Has your application ever been security audited? Are you handling customer data, payment information, or personal information that makes you a target? Are customers, partners, or regulators asking for evidence of security assurance? Techmits IT Solutions conducts professional security audits that give you and your stakeholders confidence in your application's security posture — and a clear remediation plan to address what we find.
We conduct security audits for businesses across India, the UK, Australia, the USA, Canada, UAE, and the Middle East — covering SaaS applications, eCommerce platforms, financial applications, healthcare applications, APIs, and any web application where security failure would have significant business consequences. Our audit methodology covers the OWASP Top 10 and extends to application-specific risks relevant to your technology stack and business context.

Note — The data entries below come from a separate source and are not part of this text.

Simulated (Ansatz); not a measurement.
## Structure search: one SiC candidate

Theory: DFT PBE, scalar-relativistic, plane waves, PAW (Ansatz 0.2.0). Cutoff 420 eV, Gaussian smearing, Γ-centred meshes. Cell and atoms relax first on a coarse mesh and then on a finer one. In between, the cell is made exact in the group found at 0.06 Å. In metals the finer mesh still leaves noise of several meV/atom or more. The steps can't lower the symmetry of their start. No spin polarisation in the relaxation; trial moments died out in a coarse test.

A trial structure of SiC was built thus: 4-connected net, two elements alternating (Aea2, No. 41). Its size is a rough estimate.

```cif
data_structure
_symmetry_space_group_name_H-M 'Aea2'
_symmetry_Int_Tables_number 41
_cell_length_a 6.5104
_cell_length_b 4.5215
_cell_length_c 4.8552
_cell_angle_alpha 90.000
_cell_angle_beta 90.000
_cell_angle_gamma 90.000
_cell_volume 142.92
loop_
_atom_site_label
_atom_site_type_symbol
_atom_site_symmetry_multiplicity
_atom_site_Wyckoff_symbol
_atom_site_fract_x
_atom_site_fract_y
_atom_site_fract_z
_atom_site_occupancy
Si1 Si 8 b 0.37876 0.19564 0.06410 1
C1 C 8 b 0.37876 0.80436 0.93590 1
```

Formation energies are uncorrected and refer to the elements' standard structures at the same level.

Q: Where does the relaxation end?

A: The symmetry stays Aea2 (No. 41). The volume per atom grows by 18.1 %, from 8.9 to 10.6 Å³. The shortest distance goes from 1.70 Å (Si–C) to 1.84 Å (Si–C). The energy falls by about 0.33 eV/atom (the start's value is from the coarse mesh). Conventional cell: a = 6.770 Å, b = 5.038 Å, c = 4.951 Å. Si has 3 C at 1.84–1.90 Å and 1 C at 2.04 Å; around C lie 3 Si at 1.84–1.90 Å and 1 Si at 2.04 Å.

Why Choose Techmits for Security Audits?
Security audits that only run automated scanners miss the application-specific vulnerabilities that require contextual understanding and manual testing to find. At Techmits IT Solutions, we combine automated scanning with manual testing and code review — finding the vulnerabilities that matter, not just the ones that automated tools flag.
OWASP Top 10 Coverage
Our audits systematically test for all OWASP Top 10 vulnerability categories — injection, broken authentication, exposed data, broken access control, security misconfiguration, and more.
Manual Security Testing
We conduct manual security testing beyond automated scanning — testing business logic flaws, access control bypass, privilege escalation, and the application-specific vulnerabilities automated tools miss.
Code Security Review
We review application code for security vulnerabilities — identifying insecure patterns, data handling issues, authentication weaknesses, and cryptographic problems in the source code.
API Security Testing
We test API security specifically — authentication, authorisation, input validation, rate limiting, data exposure, and the API-specific vulnerabilities that are frequently exploited in modern applications.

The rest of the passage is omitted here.